The Story
The man who failed and was restored.
Simon was a married fisherman on the Sea of Galilee, working his brother Andrew's trade and his own, when a preacher walked up to his boat and told him to leave it and follow. He did. Within three years he had become the leader of the men around that preacher, had declared him to be the Son of God, had been given a new name and the keys of the kingdom — and had also told him to his face that he was wrong, drawn a sword in a garden, and denied three times in a single night that he had ever known him.

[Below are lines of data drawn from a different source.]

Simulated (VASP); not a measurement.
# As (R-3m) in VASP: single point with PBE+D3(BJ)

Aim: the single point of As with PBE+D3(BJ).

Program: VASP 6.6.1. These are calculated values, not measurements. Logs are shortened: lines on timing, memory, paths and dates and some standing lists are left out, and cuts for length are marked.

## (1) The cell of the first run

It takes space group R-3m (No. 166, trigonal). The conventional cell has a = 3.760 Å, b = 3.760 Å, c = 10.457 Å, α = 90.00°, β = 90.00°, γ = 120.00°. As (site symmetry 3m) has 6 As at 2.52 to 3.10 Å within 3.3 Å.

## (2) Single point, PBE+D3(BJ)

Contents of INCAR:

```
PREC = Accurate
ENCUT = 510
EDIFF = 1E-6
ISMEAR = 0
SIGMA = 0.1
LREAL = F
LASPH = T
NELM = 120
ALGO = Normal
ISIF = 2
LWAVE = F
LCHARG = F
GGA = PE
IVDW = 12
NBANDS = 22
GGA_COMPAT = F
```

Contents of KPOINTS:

Peter is the most human of the apostles because the Gospels hide none of it. He is impulsive, loud, brave, and unreliable in exactly the way real people are. He says the most important true thing anyone says in the Gospels — Thou art the Christ, the Son of the living God — and a few verses later Jesus has to call him Satan for refusing to accept that the Christ would suffer. He swears he will follow Jesus to death and then swears, hours later, to a servant girl, that he never met him.
And then Jesus, risen from the dead, finds him on the same lakeshore where it started, and asks him three times whether he loves him — once for each denial — and three times tells him to feed his sheep. He does not replace Peter. He restores him. The man who failed most publicly is made the foundation.
Peter spent the rest of his life proving the second chance was real. He preached the first Christian sermon, led the apostles, opened the Church to the whole world, went to Rome, and died there on a cross — by his own request, the tradition says, hung head-downward, because he did not think himself worthy to die as his Lord had died.